The Department for Transport (DfT) has doubled down on its refusal to reveal how much money is in its so-called “Structures Fund” for “fixing” bridges, flyovers and tunnels on English local authority roads.
By way of a recap, all it is saying is that the fund shares £1bn (implicitly up to 2029-30) with local authority road upgrades, another funding stream that is likely to be very heavily oversubscribed.
As I have pointed out, not only does the absence of dedicated funding call into question whether it should be called a fund at all, but the fact that some structures on the local authority network already get upgrade funding when they need “fixing” calls into question whether a discrete fund – as opposed to a statement of priorities – is even necessary.
What we do know is that, unlike other local road upgrades, funding for structures is currently a one-off under the 2025 Spending Review and councils have a limited window this spring to put in bids.
Funding decisions will be announced in Autumn 2026, with all successful schemes required to complete works by March 2030.
The DfT has suggested to me that it may be able to say how much is in the fund when funding decisions are announced, which is in some ways a statement of the obvious, as we could tot up all the individual allocations.
The department has also said that:
A local contribution must be included in the submission. No minimum local contribution to costs has been set, however proposals with a higher contribution will be assessed positively.

This means that the DfT could fit its contribution within a set budget, if it exists, by adjusting local authority contributions.
It has been suggested to me by someone who knows about this sort of thing that the DfT may be keeping the size of the pot under wraps so as neither to give the impression that it is not worth applying or to suggest that it will fund any old scheme.
The DfT has said it expects the “fund” to be oversubscribed, which would of course suit it because:
Details of schemes that do not receive a funding award will be retained by the department in support of building the evidence base for investing in local highways structures in the future.
This implicitly means post-2030 under a future spending review.
With the DfT pointing out that…
At the 2025 Spending Review, £24 billion of capital funding between 2026-27 and 2029-30 was allocated to National Highways and local highway authorities (LHAs) to maintain and improve motorways and local roads across the country.

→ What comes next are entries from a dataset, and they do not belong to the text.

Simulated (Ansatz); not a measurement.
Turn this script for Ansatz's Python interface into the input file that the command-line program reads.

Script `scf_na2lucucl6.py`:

…you have to wonder whether a share of a billion over four years is all that.
Anyway, I have put in a new freedom of information request to the DfT to establish the relative shares of the £1bn.
I’ve also asked the statistics regulator to assess whether the DfT’s claim that…
the Structures Fund is part of a record £1 billion total package to enhance England’s roads
…has any basis in fact. I think the last government promised a lot more money for local road upgrades in the last parliament.